United States v. Stanley (aka The Civil Rights Cases)
109 U.S. 3 (1883)

  • Stanley, and a number of other African-Americans sued in a number of different cases, claiming racial discrimination in private businesses.
    • They sued theaters, hotels, and transit companies that had refused them admittance or excluded them from “whites only” facilities.
    • Stanley et. al. claimed that the discrimination was unconstitutional based on the Civil Rights Act of 1875, and the Equal Protection Clause.
      • “…all persons within the jurisdiction of the United States shall be entitled to the full and equal enjoyment of the accommodations, advantages, facilities, and privileges of inns, public conveyances on land or water, theaters, and other places of public amusement; subject only to the conditions and limitations established by law, and applicable alike to citizens of every race and color, regardless of any previous condition of servitude.”
  • The US Supreme Court consolidated all the cases (into what is now known as The Civil Rights Cases), and held the Civil Rights Act of 1875 to be unconstitutional.
    • The US Supreme Court found that the 14th Amendment did not give Congress the power to regulate private acts by private citizens or businesses. Based on the wording of the 14th Amendment, it is only applicable to actions taken by governmental agencies.
      • The Court did note that the 13th Amendment’s prohibition against slavery did prohibit private citizens from owning slaves, but they felt that it was unreasonable to force private citizens and businesses to stop discriminating against people they didn’t like.
  • The concept that the Constitution only applies to the government is known as the State Action Doctrine.
    • There are generally two exceptions to the State Action Doctrine:
      • The Public Functions Exception, which says that a private entity must comply with the Constitution if it is performing a task that has been traditionally, exclusively, done by the government.
        • See Marsh v. Alabama (326 U.S. 501 (1946)).
      • The Entanglement Exception, which says that private conduct must comply with the Constitution if the government has authorized, encouraged, or facilitated the unconstitutional conduct.
  • Much later, the Court also found that the Federal government could regulate the behavior or private citizens and businesses, if they do it under the Interstate Commerce Clause. (Civil Rights Act of 1964).
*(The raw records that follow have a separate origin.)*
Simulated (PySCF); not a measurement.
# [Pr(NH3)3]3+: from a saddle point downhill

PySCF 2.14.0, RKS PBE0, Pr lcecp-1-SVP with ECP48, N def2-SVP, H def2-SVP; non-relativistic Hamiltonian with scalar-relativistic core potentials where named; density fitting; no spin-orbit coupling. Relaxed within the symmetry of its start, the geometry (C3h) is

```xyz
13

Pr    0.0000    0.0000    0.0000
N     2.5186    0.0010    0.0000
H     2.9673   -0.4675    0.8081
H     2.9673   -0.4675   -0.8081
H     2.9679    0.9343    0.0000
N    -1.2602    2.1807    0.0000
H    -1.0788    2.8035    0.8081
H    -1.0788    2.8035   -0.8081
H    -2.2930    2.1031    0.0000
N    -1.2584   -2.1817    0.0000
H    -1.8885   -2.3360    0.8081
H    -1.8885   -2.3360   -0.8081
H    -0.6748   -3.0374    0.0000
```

    • See Heart of Atlanta Motel Inc. v. United States (379 U.S. 241 (1964)).
    • The basic difference is that the 14th Amendment is only applicable to the government, not to private persons. The Interstate Commerce Clause is applicable to the actions of private persons.
      • So, the take home message is that the same basic law can be constitutional or not, depending on which part of the Constitution is used as a basis for the law’s authority.